The 19 May is the start of the bi-annual San Francisco Bay Area Sex Worker Film and Arts Fest (SWFAF) taking place across San Francisco and Oakland, California. SWFAF was started in 1999 by Carol Leigh, also known as Scarlot Harlot. She is a film maker, archivist and activist who coined the term 'sex work' during a conference in 1979 or 1980 as an alternative to the phrase 'Sex Use Industry'. She wanted to place emphasis on the agency of the provider rather than the customer, and the term has become broadly used across the globe.
The 10-day-long gathering brings together sex workers and activists from the Bay Area and beyond. It provides a wide range of programing focusing on an international film and short films. It also includes performances, workshops, visual arts, political organising, skills sharing and self-care events.

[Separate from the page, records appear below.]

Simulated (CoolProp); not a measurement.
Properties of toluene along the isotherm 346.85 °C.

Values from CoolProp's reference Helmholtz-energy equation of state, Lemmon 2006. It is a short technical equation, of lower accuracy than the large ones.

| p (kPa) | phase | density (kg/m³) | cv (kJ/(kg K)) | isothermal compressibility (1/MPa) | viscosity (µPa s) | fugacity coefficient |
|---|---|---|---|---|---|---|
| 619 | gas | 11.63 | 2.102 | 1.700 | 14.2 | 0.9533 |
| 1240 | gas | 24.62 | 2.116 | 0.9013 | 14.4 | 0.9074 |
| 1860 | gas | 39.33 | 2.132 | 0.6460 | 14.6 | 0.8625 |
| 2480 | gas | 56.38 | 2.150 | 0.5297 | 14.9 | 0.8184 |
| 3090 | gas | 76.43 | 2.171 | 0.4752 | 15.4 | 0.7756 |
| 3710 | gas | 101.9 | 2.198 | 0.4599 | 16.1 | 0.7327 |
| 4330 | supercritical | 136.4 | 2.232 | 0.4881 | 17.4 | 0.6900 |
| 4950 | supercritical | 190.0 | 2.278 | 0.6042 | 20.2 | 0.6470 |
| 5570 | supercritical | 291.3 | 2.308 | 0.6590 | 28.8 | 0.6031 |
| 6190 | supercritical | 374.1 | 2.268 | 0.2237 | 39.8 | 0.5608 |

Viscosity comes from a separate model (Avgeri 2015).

Events this year include performances and comedy by:
- Gina Gold, Cinnamon Maxxine, Lady Monster and Sangria Red
- Workshops and discussions on mental health, the prison industrial complex, centering black and brown ‘trans femme’ sex workers within the movement
- Financial planning
- Self care
- ...and ‘whoring for dummies’.
‘Fashion Whore’ presents the work of participants of a fashion design programme held through St James Infirmary in a runway show followed up by performances and a dance party for the community. The festival ends with ‘Whore’s Bath’ - a sex worker only day of spa treatments, healing modalities and a feast free to the community.
In a politically ultra-conservative environment, Laure McElroy, who is a Film Curator, spoke about the importance of an event focused on the culture and creativity of sex workers. She recounted the first time seeing a picture of Carol Leigh in an article in the San Francisco Chronicle. The picture showed Carol in all her “fire engine splendor” with “big cleavage and even a bigger sign”. Laure said, “Before I saw that picture, I had no concept that something like a person's getting money to fuck could be a…cause. [T]hat picture instantly broadened my assumptions of what could be seen and talked about and acted on through a political lens, and did it more completely than any words could have given the same amount of time.”
The festival began with a desire to confront issues such as AIDS, consent and sexual freedom and stigma. Over the years the festival has widened the scope to bring in conversations about gentrification, condoms as evidence, and the policing of black and brown, street-based, and transgender sex workers. In 2013 the festival held a week of facilitated conversations to bring an intersectional lens into the sex work activist movement.
Laure spoke on what events like SWFAF provide: ”When free to speak without apology or unhealthy limits imposed by shame, our stories remain compelling and ultimately instructive. Sex work is the perfect storm of intersectionality; class issues, labor issues, poverty and underground economies, issues of sexual and gender freedom, racialized economic and aesthetic issues, queer, childrens' and women’s rights.”
A new addition to the festivals’ website is an archive section of films shown in past years, including several long movies. This database, which is a joint project of Carol Leigh and artist Katrina Fullman, is an attempt to make available many films and pieces of archival footage to the public. Carol spoke about how archiving holds ever more importance to her: “Having been present near the very onset of the sex workers’ rights movement in this country, collecting history has always been part of my focus on sex worker rights, as that pivotal point holds such strong implications. Now as I am older, approaching 70, I find that my focus leans towards assembling artifacts and documenting my own journey, which coincides with the development of the sex workers rights movement.”
Attendees to the festival can purchase tickets online and donations to the organisation provide stipends to the volunteers who run the event and create scholarship opportunities for those financially unable to attend.